Woman With a Blue Pencil starts in a similar place, with Japanese-American academic and aspiring gumshoe Sam Sumida in a Los Angeles cinema on December 6, 1941, watching Humphrey Bogart manhandle Peter Lorre in The Maltese Falcon film. When the projector breaks and the screen goes blank, Sumida’s story—and McAlpine’s novel—veers off into fascinating and unexpected territory.

McAlpine introduces Sumida as a character in the first chapter of a book titled The Revised by Takumi Sato. Sato is a second-generation (Nisei) Japanese-American would-be novelist whose manuscript for a book with a Nisei protagonist (Sumida) has been rejected by a publisher following the attack on Pearl Harbor. The rest of Woman With a Blue Pencil is divided into three parallel narrative components: letters from Sato’s editor at Metropolitan Modern Mysteries (the titular woman with the blue pencil), further excerpts from The Revised and excerpts from The Orchid and the Secret Agent, a Sato-authored “pulp spy thriller” published under the name William Thorne.

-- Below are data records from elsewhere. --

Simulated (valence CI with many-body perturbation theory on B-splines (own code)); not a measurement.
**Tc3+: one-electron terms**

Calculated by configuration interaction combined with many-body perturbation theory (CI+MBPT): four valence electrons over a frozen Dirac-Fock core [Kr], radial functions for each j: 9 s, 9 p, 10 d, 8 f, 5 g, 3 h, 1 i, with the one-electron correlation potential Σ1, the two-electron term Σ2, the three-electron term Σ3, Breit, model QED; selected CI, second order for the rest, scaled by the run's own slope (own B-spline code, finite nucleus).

Without giving too much away about McAlpine’s fractured, fast-flowing narrative, we learn that Sato, upon the rejection of his novel (due to the impossibility of publishing a novel with a Japanese hero following the attack on Pearl Harbor), quickly rebounded with The Orchid and the Secret Agent, featuring a staunchly patriotic Korean-American hero and unspeakably evil Japanese villains.

While salvaging and reconfiguring some elements of his rejected book in the new one, Sato left some characters, such as Sumida, to wander alone, unrecognized and deprived of their identities in The Revised. In what seems to him to happen mere moments after the projector breaks—but is actually sometime in January 1942—Sumida awakes in an entirely unfamiliar Los Angeles. Suddenly he’s a character without a book and a nameless, despised “Jap” who’s never been born. It’s hard to imagine a more apt metaphor for post-Pearl Harbor California, where virtually all Japanese-Americans (American-born included) awoke to find themselves ostracized and criminalized as presumed traitors to their own country.

The letters from Sato’s editor chronicle both the evolution of The Orchid and the Secret Agent and the author’s own transition to an internment camp. The often-duplicitous ways she “handles” her author take on a fascinating dimension as she encourages and cajoles and coerces him to infuse his new book with enough patriotic fervor and racist condemnation of his own people to make it sell. She’s nothing if not a master of false equivalency:

I understand that for you this project may hold complexities that most authors do not have to face. But I recommend courage! The fact is, there are Japanese spy rings in California, true? … While I do not for a moment believe you harbor Japanese imperialist sympathies, I wonder if your hesitation to use [Korean-American] Jimmy Park as your hero does not represent the very prejudice that you so eloquently derided in your most recent letter to me?

As McAlpine metes out chapters from The Revised and The Orchid and the Secret Agent as well as the editor’s letters in carefully measured and precisely deployed doses, he demonstrates a remarkable facility with the technique E.L. Doctorow once described as Hemingway’s signature storytelling gift: judiciously withholding information from readers and knowing just when to reveal it. Perhaps the neatest trick McAlpine achieves in this book is the sequencing of the excerpts and the letters. That is, you read an excerpt from The Orchid and the Secret Agent that contains a particularly heavy-handed bit of patriotic grandstanding or xenophobic bile, or a dropped-in detail that seems ridiculously out of place, and then you read the missive from the editor that mandated its inclusion.

In that sense, Woman With a Blue Pencil invokes one of the tragic and unforgivable chapters in American history—the vilification and internment of U.S. citizens of Japanese descent during World War II—with a subtly rendered, mostly implied tertiary narrative of manipulation, acceptance, compromise and self-betrayal. But in keeping the Nisei hero Sumida alive, The Revised also presents a balancing sliver of resistance, as well as a cheeky and subversive twist on the relationships of writers and editors.

Of course, there’s one bit of editor-to-author disingenuousness that absolutely wouldn’t work in this context: if the book she’s encouraging him to write, as demonstrated by the excerpts we’re invited to read, didn’t stack up as a lively and compelling slice of spy-thriller pulp. Both The Orchid and the Secret Agent and The Revised qualify as fast-paced, rip-roaring reads, making Woman With a Blue Pencil’s myriad delights much more than conceptual. Hard-boiled fiction fans could use more books like Hammett Unwritten and Woman With a Blue Pencil: novels that work on multiple levels, and take the genre to such strange and fascinating places.